A transistor is a semiconductor device used to switch or amplify electrical power and electronic signal. In our previous tutorial, we have explained how to use a transistor as an oscillator and a transistor amplifier. Here we are going to explain to you how to use Transistor as a switch and testing a transistor using multimeters & switching circuits.
Transistor as a Switch:
When we use a switching transistor, the transistor base biasing voltage is applied in such a way that it always operates within its Active region. Therefore, both NPN and PNP types of transistors are made to operate as On/Off type solid-state switches. This is done by biasing the base of the transistor.
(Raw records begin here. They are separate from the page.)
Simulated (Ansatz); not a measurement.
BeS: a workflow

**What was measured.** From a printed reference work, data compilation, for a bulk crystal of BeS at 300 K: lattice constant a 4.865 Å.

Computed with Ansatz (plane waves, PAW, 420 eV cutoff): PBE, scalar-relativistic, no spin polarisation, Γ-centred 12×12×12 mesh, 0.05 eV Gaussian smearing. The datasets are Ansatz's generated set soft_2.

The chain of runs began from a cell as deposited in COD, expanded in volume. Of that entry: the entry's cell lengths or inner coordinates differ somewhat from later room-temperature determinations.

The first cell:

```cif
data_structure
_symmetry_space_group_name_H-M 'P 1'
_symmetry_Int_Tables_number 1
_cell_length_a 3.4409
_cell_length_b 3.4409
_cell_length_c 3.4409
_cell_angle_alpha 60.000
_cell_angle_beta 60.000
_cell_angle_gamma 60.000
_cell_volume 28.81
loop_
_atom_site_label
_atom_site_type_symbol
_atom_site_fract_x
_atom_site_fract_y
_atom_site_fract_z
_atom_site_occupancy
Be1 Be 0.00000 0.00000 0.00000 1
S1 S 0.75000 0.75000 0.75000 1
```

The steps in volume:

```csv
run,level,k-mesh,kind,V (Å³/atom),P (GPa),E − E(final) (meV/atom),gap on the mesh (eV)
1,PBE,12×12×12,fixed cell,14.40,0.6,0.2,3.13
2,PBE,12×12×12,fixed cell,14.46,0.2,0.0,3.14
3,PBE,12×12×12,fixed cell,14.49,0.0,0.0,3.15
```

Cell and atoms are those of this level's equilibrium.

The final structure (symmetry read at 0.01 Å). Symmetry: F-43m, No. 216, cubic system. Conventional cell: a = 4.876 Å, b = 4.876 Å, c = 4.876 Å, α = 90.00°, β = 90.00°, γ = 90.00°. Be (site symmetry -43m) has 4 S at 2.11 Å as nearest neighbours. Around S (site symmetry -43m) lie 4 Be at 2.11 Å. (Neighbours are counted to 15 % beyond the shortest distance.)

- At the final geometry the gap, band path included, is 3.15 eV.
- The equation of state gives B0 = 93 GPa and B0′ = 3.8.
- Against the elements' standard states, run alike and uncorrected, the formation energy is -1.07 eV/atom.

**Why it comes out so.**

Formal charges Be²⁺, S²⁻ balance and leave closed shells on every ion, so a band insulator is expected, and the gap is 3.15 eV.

Nowadays we use a transistor as a switch because transistor switches can control high power devices such as solenoids, motors, etc and also in digital electronics and logic gate circuits.
If you want to use Bipolar Junction Transistor (BJT) as a switch in any of the electronic circuits, then you have to arrange the biasing of the transistor. NPN or PNP transistors should be biased in such a way that they can operate the transistors at both sides of the I-V characteristics curve.
Basically Transistor as a switch operates in two regions; one is the Saturation region and the other is the Cut-off region.
(i) Saturation Region
For the supply of a maximum amount of base current we basically bias the transistor in the Saturation region. It results in maximum collector current and minimum collector-emitter voltage drop.
This further results in the depletion region being as small as possible which allows the maximum current flow through the transistor. Therefore, the transistor is switched ‘Fully-On’.
Saturation Region Characteristics:
In saturation region you have to keep the following conditions in your mind:
- Base-Emitter junction is always forward biased.
- Always connect the input and Base to VCC.
- Base-Collector junction is always forward biased.
- Current Emitter voltage is always equal to 0 i.e. Vce =0
- Base-Emitter voltage is always greater than 0.7 V i.e. VBE> 0.7v.
- Transistor is “Fully-ON” in the saturation region.
- Transistor operates as a “closed switch”
(ii) Cut off region
The operating conditions for a transistor to work in this region are zero input base current (Ib), Zero output collector current ( Ic ) and maximum collector voltage. This results in a large depletion layer and no current flows through the device.
This means the transistor is switched ‘Fully-Off’.
To use a transistor as a switch in the cut-off region you have to keep the following conditions in your mind:
- Always connect the input and Base to the ground.
- Base-Collector junction is always reverse biased.
- Base-Emitter junction is always reverse biased.
- Base-Emitter voltage is always less than 0.7 V i.e. VBE< 0.7v.
- Transistor operates as an “open switch”.
- In this region, no collector current flows i.e. Ic = 0.
Transistor as an SPST switch
In many circuits, you can use a transistor as a “single pole single throw” solid-state switch.
When we apply zero signal to the base of the transistor, it turns “off ” and acts like an open switch which results in zero collector current flows.
Similarly, when we apply a positive signal to the base of the transistor, it turns “ on” acting like a closed switch which allows maximum current flows through the device.
Video by: Electrical4u
How to Test a Transistor
Transistors can be damaged by extensive heat when soldering or by misuse in a circuit. If you have a doubt that a transistor may be damaged, then you can test your transistor easily with the help of multimeter and in a switching circuit. Follow these two methods for testing a transistor:
(i) Testing in a simple switching circuit:
As shown in Figure below, connect the NPN transistor in the circuit which uses it as a switch. Apply voltage is not critical so selects the suitable voltage in between 5V and 12V. Always include a 10K ohm resistor in base connection to protect your transistor from excessive current.
When the switch is pressed, the LED turns on indicates that the transistor is ok while when the switch is released the LED turns off indicates that the transistor is not ok.
Note: If you want to test the PNP transistor then use the same circuit but reverse the LED and the supply voltage.
(ii) Testing with a Multimeter:
To check each pair of leads of a transistor for conduction, you can use a multimeter or a simple tester like a battery, LED, and resistor.
For transistor testing set a digital multimeter to diode test and an analog multimeter to low resistance range. You can test leads in pairs in six ways:
- The Base-Emitter junction should behave like a diode and conduct in one way only.
- The Base-Collector junction should behave like a diode and conduct in one way only.
- The Collector-Emitter junction should not conduct in either way.
You can check either NPN or PNP transistors with the help of multimeters.